Purpose

The purpose of the ISCL is to encourage the comparative study of law and legal systems and to seek affiliation with individuals and organisations with complimentary aims. We were established in June 2008 and are recognised by the International Academy of Comparative Law.





Thursday, May 24, 2012

Law & Development as Anti-Comparative Law

Abstract:
This article asserts that during the twentieth century, American law has predominately structured its relationship to foreign legal experience through a set of ideas and practices known as “law and development,” which is irredeemably antithetical to the practice of comparative law. Centrally, law and development is built on the assumption that American law can be exported abroad to catalyze foreign legal development. The dismal record of such efforts has remained paradoxically popular while the field remains locked in repeating cycles of failure and optimism.

This article demonstrates that the history of law and development’s failures is far older than has been traditionally recognized, and dates back to the turn of the twentieth century. In this era, foreign reform became a key part of the professional image of the modern American lawyer. At the same time, the origins of law and development were intimately tied to the decline of comparative law in American legal culture. This history reveals that the paradox of law and development’s contemporary popularity can only be understood by recognizing the cultural politics that these developments embedded in the American legal community. The troubling legacy of this widely entrenched view of America as solely an exporter of legal knowledge presents pressing liabilities for American law, both internationally and domestically, on the competitive terrain of the twenty-first century.

This article concludes that in order to address these liabilities, America should categorically abandon law and development and should fundamentally reorient its relationship to foreign legal experience through a self-interested practice of comparative law. As exemplified in the debate over judicial citation of foreign precedents, this shift will require basic changes in how American legislative and administrative bodies relate to foreign law, as well as the place of comparative law in American law schools. Such a reorientation will enable America to strategically perceive foreign legal developments and, most critically, productively adapt foreign legal experience as an energizing stimulant to our own legal innovation.

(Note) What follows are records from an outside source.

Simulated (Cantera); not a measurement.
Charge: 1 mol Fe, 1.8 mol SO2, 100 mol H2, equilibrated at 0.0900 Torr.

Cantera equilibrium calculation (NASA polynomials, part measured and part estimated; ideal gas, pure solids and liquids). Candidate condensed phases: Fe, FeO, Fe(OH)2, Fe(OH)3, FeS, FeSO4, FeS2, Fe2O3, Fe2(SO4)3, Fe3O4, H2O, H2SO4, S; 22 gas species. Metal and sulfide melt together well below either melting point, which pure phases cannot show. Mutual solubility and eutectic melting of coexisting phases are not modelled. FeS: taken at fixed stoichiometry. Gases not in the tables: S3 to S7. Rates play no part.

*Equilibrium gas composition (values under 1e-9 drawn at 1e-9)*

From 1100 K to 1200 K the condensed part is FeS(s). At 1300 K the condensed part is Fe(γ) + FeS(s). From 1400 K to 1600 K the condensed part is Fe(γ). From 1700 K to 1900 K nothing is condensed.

Kroncke, Jedidiah, Law & Development as Anti-Comparative Law (September 23, 2011). Vanderbilt Journal of Transnational Law, Vol. 45, 2012.

Tuesday, May 22, 2012

An Economic Analysis of Civil versus Common Law Property

Abstract:
Common law and civil law property appear to be quite different, with the former emphasizing pieces of ownership called estates and the latter focusing on holistic ownership. And yet the two systems are remarkably similar in their broad outlines, for functional reasons. This paper offers a transaction cost explanation for the practical similarity and the differing styles of delineating property and ownership in the two systems. As opposed to the “complete” property system that could obtain in the world of zero transaction costs, actual property systems employ structures characterized by shortcuts in order to achieve property’s substantive goals of protecting interests in use. Overlooking this structure leads to the bundle of rights picture of property, even though property is a structured bundle of relationships. The architecture of property consists in part of four basic relationships, and a number of characteristic features of property automatically arise out this architecture, including exclusion rights, in rem status, and running to successors. Where civil law and common law differ is in their style of delineation, which reflects the path dependence of initial investment in feudal fragmentation in the common law and Roman-inspired holistic dominion in civil law. This transaction cost explanation for the functional similarities but different delineation process in the two systems promises to put the comparative law of property on a sounder descriptive footing.

Chang, Yun-chien and Smith, Henry E., An Economic Analysis of Civil versus Common Law Property (February 17, 2012). Notre Dame Law Review, Forthcoming.

Legal Colonialism – Americanization of Legal Education in Israel

Abstract:
The American influence on the legal education in Israel has been significantly increased during the last three decades. Many faculty members gained their post-graduate education in American law schools. This phenomenon emerged out of both economic and cultural considerations. The result is an importation of research and teaching practices as well as the importation of theories and values. This process has significant influence on the Israeli legal system. The legal scholarship turns to be more universal and less local. English turns to be the main language of the legal academic discourse. The focus of the academic legal research is gradually concentrating on American contents and American materials. These phenomena have negative influences on the interaction of academy and legal practitioners in Israel. Moreover, theories that emerged in an American environment are percolated from the academic world to policy makers and judges. These policies have been applied as a solution for local and unique Israeli problems. The unique characteristics of the Israeli situation are neglected. Three examples to the latter are brought from the field of judicial cases concerning land policy. The first is the influence of the Brown v. Board of Education precedent on Israel policy with regard to allocation of land resources to minorities in a Jewish state. The second is the influence of American theories concerning indigenous people and distributive justice on the privatization of agricultural land in Israel. The third is the influence of American theories of distributive justice and social responsibility on the attitude of the Israeli legal world to land expropriations. These three examples show that the influence of the American education may go beyond the legal sphere and have a significant influence on basic political interior problems of foreign nations. Thus, the Israeli case may be a prism of a modern way of colonialism – a legal colonialism. This kind of superpower influence on small friendly nations is not exercised by military or economic pressure, but by an export of academic education. It may be noticed in Obama's insight that "American values are America's great export to the world.

Sandberg, Haim, Legal Colonialism – Americanization of Legal Education in Israel (June 8, 2010). Global Jurist 10.2 (2012).